Morphopolis feels like a blend of a small scale, 2D, point and click adventure, mixed with the weaker elements of an offbeat hidden object game. You'll control an insect as it gathers objects for an array of bugs or plants and occasionally assemble the body parts of other, larger dead bugs so you can occupy its carcass to progress to the next stage. No, really. I didn't make that last part up. I never knew that's how evolution worked, I'm learning things already from this game, which is an unusual exception, given how unwilling it is to teach you anything else at any point.

Aside from a not very helpful cursor appearing at the start to prompt you how to move, there's no other attempt to guide the player in any way. I don't expect a game to hold my hand the whole way through, but surely page one of chapter one of the game design manual should tell you the first thing you do is teach a player the mechanics of your game and how to navigate and interact with it. When you struggle to move from your starting position in a game then you know you're in trouble. And that's a problem that persists the whole way through.

To move you have to point to your desired destination then hold down the left mouse button. The first problem here is understanding where you can even go at any point. You can click on your insect to momentarily summon a trail of green dust around your immediate area and show potential paths, but even this felt surprisingly unhelpful. But even when you do understand where to go, getting there is a task in itself. Movement seems temperamental at best and my bug would frequently appear to get stuck, waggling back and forth while rooted to the spot, or else fail to move at all, requiring repeated attempts before it would eventually go where I wanted it to... slowly. Very, very, slowly. Because, y'know... insects are notorious for being some of the most slow-moving and cumbersome creatures in the animal kingdom. Really, something so fundamental as basic movement and navigation should not be an infuriating obstacle the player should have to constantly wrestle with as part of the game's challenge.

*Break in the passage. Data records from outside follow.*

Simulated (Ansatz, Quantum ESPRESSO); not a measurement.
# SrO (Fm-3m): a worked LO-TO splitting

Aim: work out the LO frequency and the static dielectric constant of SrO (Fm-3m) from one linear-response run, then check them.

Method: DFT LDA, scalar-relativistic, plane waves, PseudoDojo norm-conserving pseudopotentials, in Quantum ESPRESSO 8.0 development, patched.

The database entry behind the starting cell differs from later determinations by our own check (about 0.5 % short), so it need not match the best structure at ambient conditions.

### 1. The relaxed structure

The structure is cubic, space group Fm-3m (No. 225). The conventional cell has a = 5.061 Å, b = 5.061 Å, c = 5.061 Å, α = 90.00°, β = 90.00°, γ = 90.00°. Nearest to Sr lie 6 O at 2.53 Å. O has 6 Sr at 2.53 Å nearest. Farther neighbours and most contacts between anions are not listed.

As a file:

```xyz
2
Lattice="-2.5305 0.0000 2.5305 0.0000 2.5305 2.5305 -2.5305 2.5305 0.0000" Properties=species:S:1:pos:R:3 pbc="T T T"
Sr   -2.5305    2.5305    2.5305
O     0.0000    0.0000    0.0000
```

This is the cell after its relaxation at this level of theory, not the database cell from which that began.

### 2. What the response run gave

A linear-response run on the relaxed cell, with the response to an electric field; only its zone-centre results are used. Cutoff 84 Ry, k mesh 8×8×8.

There are a small handful of puzzles added to the mix, but these aren't especially satisfying to complete, and like the rest of the game, no attempt is made to explain them to the player in any way. At one point you control a bee with the ability to hop. It doesn't seem like something important when you discover it, more like a cute little idiosyncrasy, but later in the stage it proves vital for completing a section. I found this purely by accident rather than having it hinted at in any way, and were it not for being in the right place at the right time, I likely would have needed to resort to a guide to complete the game. That kind of methodology to progression just stinks of bad design to me.

It's not a game entirely without its charms, as the sound, look and short play time are its greatest virtues, but when a game's world is more fun to look at and listen to than to actually interact with or inhabit, then you have to ask yourself "what's the point?". I'd sooner recommend looking up images or videos of the game and experiencing its finer points that way. Otherwise, I'd strongly advice passing over on playing this one yourself.